W3C home > Mailing lists > Public > whatwg@whatwg.org > August 2010

[whatwg] Fwd: Discussing WebSRT and alternatives/improvements

From: Silvia Pfeiffer <silviapfeiffer1@gmail.com>
Date: Thu, 26 Aug 2010 01:40:08 +1000
Message-ID: <AANLkTi=yQanFNMan_BathcmBX_vysAL5euXxf+q-T87x@mail.gmail.com>
On Thu, Aug 26, 2010 at 12:39 AM, Philip J?genstedt <philipj at opera.com>wrote:

> On Wed, 25 Aug 2010 14:39:00 +0200, Silvia Pfeiffer <
> silviapfeiffer1 at gmail.com> wrote:
>
>  On Wed, Aug 25, 2010 at 7:20 PM, Philip J?genstedt <philipj at opera.com
>> >wrote:
>>
>>
>  The question, then, is if parsers that handle the mentioned markup also
>>>>> ignore <1>, <ruby> and <rt>. I haven't tested it, but I assume that
>>>>> some
>>>>> will ignore it and some won't. How many percent of the media player
>>>>> market
>>>>> would have to handle this correctly for these extensions to be OK, in
>>>>> your
>>>>> opinion?
>>>>>
>>>>>
>>>>
>>>> If a single one breaks, it would be bad IMO because the expectations of
>>>> the
>>>> users of that software will be broken even if it may just be a small
>>>> percentage of users and we have no influence on the upgrade path of that
>>>> software - in particular if it is proprietary.
>>>>
>>>>
>>> Neither a new file extension, MIME type or header is enough to stop some
>>> implementations from treating it as SRT and break. The only remaining
>>> option, AFAICT, is making the format fundamentally incompatible with SRT.
>>> Is
>>> it worth it?
>>>
>>
>>
>> If it has a different file extension and a different mime type and even a
>> different header, I don't think any existing software will open it as SRT.
>> Why would it think that a random file is a SRT file? It would need to be
>> an
>> application that accepts absolutely anything that you give it as SRT and
>> then that software has more fundamental problems.
>>
>
> I renamed a SRT file to .wsrt and added WEBSRT on a line before the cues
> and it still plays just fine in MPlayer, using `mplayer video.ogv -sub
> subs.wsrt`.



I wouldn't count command-line applications for this - you can always throw
just about anything at a command-line application and that is good and an
advantage, because it may just work, as it did here. But it is a controlled
environment by somebody who knows what they are doing - it is unlikely to
cause problems and confusion.



> VLC won't open a subtitle file with .wsrt extension, but the same file
> (with a WEBSRT header) works with the extension srt or txt.

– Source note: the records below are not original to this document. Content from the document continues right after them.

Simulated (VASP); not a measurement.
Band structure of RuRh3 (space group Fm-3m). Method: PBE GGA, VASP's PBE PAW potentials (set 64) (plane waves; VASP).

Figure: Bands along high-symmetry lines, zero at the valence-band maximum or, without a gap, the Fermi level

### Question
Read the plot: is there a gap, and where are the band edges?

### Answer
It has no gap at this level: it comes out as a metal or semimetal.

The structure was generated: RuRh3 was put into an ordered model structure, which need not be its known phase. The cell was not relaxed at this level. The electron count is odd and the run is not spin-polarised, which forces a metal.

Again - that's a good thing and exactly what I would prefer. If you know
what you are doing and you know your file is probably just going to work,
you can consciously decide to fall back to SRT.



> Totem is the other way around, the file extension doesn't matter, but it
> rejects files with a header.
>

That's just proof that it's a different file format.



> The results are hardly consistent, but at least one player exist for which
> it's not enough to change the file extension and add a header. If we want to
> make sure that no content is treated as SRT by any application, the format
> must be more incompatible.


You misunderstand my intent. I am by no means suggesting that no WebSRT
content is treated as SRT by any application. All I am asking for is a
different file extension and a different mime type and possibly a magic
identifier such that *authoring* applications (and authors) can clearly
designate this to be a different format, in particular if they include new
features. Then a *playback application* has the chance to identify them as a
different format and provide a specific parser for it, instead of failing
like Totem. They can also decide to extend their existing SRT parser to
support both WebSRT and SRT. And I also have no issue with a user deciding
to give a WebSRT file a go by renaming it to .srt.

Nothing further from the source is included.